Beautiful morning, glassy water and clear skies until cloud line from south starting to get closer. And one could see very thick clouds and beautiful massive cloud formations. I was thinking - this looks like more than what weather forecast said - up to 25 kn.


We packed up everything and moment arrived when clouds came over us. And we were greeted by up to 60 kn gusts and near freezing temperatures and rain.


In 1/2 hour seas raised quite a bit and I started thinking plan B. Then luckily settled down to around 20 kn. We raised second reef and enjoyed beautiful sail around 7 kn thinking that was it. Then in 1 hour 8 kn, then in next hour 9 kn, then in next 10 kn ! This was too much for our leisurely comfort. Decided to take down mainsail. This turned out to be an error. We have used new downhaul line to take sail down downwind from cockpit- worth the gold. Force of wind was actually too much to pull it by hand as battens glue to spreaders and just dont budge. Used winch to downhaul. For the moment thought to leave third reef as then could still take it all down but, skipped that step. And used only triple reefed jib to move.

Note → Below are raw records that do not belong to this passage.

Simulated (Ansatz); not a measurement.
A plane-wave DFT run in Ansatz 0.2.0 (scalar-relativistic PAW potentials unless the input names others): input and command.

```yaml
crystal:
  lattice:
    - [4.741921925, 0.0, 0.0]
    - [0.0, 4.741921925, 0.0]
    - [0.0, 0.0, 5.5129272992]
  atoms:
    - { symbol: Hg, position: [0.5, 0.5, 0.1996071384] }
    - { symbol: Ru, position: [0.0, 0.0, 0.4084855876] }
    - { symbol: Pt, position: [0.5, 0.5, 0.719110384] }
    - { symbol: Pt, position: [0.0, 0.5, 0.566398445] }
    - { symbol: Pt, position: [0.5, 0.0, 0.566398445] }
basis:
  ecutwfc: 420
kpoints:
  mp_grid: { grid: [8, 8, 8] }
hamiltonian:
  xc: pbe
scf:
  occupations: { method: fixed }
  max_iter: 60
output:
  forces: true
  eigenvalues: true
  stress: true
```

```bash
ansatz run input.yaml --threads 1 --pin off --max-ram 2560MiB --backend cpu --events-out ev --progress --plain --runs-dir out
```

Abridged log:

Weather continue to deteriorate, seas building. And unfortunately wind moved forward so jib could not handle situation and had to turn engine on If third reef could continue to sail and enjoy more comfort ad sail gives stability. Once sail down, cant take it back as seas too large.


We were forced to motorsail next 48 hours. Seas were building and kind of stopped at 5m. There were some scary much larger waves. We had waves on beam. I was very nervous looking how our boat gone over these monsters. And big one come in pairs or in triplets. First looks big and then after it crossed second bigger behind, and sometimes third even bigger... Was not worried about boat flipping but about violent impact of these waves on boat and us. Could not sleep and for some time hand steered. It is not easy, especially if one has to do it for several days. And when no moon, one just guesses when that sound of large wave coming closer. It is interesting that large waves come from very different directions, like 90 deg from where majority travels.

In these waves our boat has not failed once - no flying glasses or water in cockpit although beam reaching in near storm conditions (largest seas ever for us). Observing action, contribute this behaviour to 3 things - 1 autopilot has to be on high sensitivity setting. When big ones come in a group there is no time to lose direction, not even for part of a second. It has to maintain perfect direction else dangerous next one can get you on a side. At high speeds this is in my opinion most important. My sensitivity had to push to 7, normally 3. What if AP fails in these conditions , we both got scared of this thought.


2. Boat shape - wide hulls and third small middle hull allow boat to swing thru the top of large steep wave without any effort. This was most hairy to look unfolding. And after intense continuous 48h watch of this action, I was able to sleep for an hour in the end so i guess trust boat bit more.


3. And last, one has to keep speed up. Fast enough, one escapes full force of group of waves. So, I am not convinced any more drogue is a good idea.


I have also tested drive downwind and it appears one can nicely pass/neutralize large wave by turning 60 degrees from direction of wave travel.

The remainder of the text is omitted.